For Your Information: Star Ratings Out Of Five (★★★★★) Stars

Tuesday, May 24, 2011

Cyrus


★★★/★★★★

Can a needy guy share a beautiful woman with her equally needy grown up son? Well, it's gonna be tough; especially if those two vying screwballs are John C. Reilly and Jonah Hill; and that woman is the voluptuous and alluring Marisa Tomei.

Of course from trailers and synopses, Cyrus looks like an Appatow-esque raunch-fest starring an idyllic pairing of two curly haired hell raisers in Reilly (Dewey Cox) and Hill (Superbad). And the premise itself could be a Step Brothers semi-sequel. (Stepson, perhaps.) But this Inde, realist psycho-dramedy only masqueraded as frat boy, lamebrain, cannon-fodder to fill seats, though that is hardly what sells the movie.

The casting of Inde princess Tomei should have been a dead give away that this flick had more on its mind than testicles, drum sets, and amateur bunk bed building. (All the activities!) From the get-go we're introduced to a relationship wounded, self-proclaimed "Shrek" named John (Reilly) who falls for the only girl at a party who gives him the time of day, Molly (Tomei). Before long he meets her creepy-kind, twenty-one-year-old son Cyrus (Hill) who lives at home.

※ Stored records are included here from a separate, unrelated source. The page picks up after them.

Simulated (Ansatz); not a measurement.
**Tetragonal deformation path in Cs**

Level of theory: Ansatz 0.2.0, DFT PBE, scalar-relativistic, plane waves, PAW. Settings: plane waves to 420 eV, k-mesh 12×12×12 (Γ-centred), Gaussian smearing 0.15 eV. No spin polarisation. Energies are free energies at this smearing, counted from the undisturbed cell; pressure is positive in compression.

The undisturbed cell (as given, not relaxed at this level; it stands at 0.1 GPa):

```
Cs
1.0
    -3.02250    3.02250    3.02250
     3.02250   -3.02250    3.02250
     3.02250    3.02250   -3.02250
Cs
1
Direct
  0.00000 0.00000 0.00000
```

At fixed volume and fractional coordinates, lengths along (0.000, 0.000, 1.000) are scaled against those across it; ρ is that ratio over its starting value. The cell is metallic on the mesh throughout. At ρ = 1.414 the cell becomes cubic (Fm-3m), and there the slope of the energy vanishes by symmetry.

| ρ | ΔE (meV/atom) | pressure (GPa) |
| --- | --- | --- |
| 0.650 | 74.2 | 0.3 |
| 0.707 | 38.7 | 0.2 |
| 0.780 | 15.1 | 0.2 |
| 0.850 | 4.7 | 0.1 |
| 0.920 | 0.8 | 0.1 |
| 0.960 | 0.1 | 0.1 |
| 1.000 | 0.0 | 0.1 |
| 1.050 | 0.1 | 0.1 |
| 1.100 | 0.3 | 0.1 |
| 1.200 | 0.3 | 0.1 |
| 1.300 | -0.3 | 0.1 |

Hill still recalls a live action Eric Cartman, except this time it's not his usual foul mouth that triggers the match, but his manipulative disposition. Cyrus wants mama to himself and moves most passively at breaking up the courtship. (A disappearing pair of Nikes here, an off-hand comment there.) Moreover, the film's sense-of-humor is part of that same design -- odd and absurd as opposed to belly laughs. (If you're the kind of dude that finds Hill standing in a sleeper T-shirt with a glazed over look and a butcher knife funny, then soups on.)

I don't know maybe I'm alone on that. Though the movie's most interesting aspect is its rather insightful meditation on the nature of dependence. We have the son afraid to grow up and the lonely man looking for a reason to be. Molly provides the crutch for both of these emotional cripples, and either would be lost without her. Brothers Jay and Mark Duplass (who wrote and directed) succeed far better with the duo's psycho-analytical duel than they would have with an actual one on the front lawn with rakes and golf clubs (ahem, Will Ferrel).

Cyrus is less for lovers of comedy mania than lovers of comedy that cares. The convenient pairing of Hill and Reilly isn't for raising hell, but winning hearts. Unlike most of its kind, there is a humanist idea at the heart of this comedy partnership.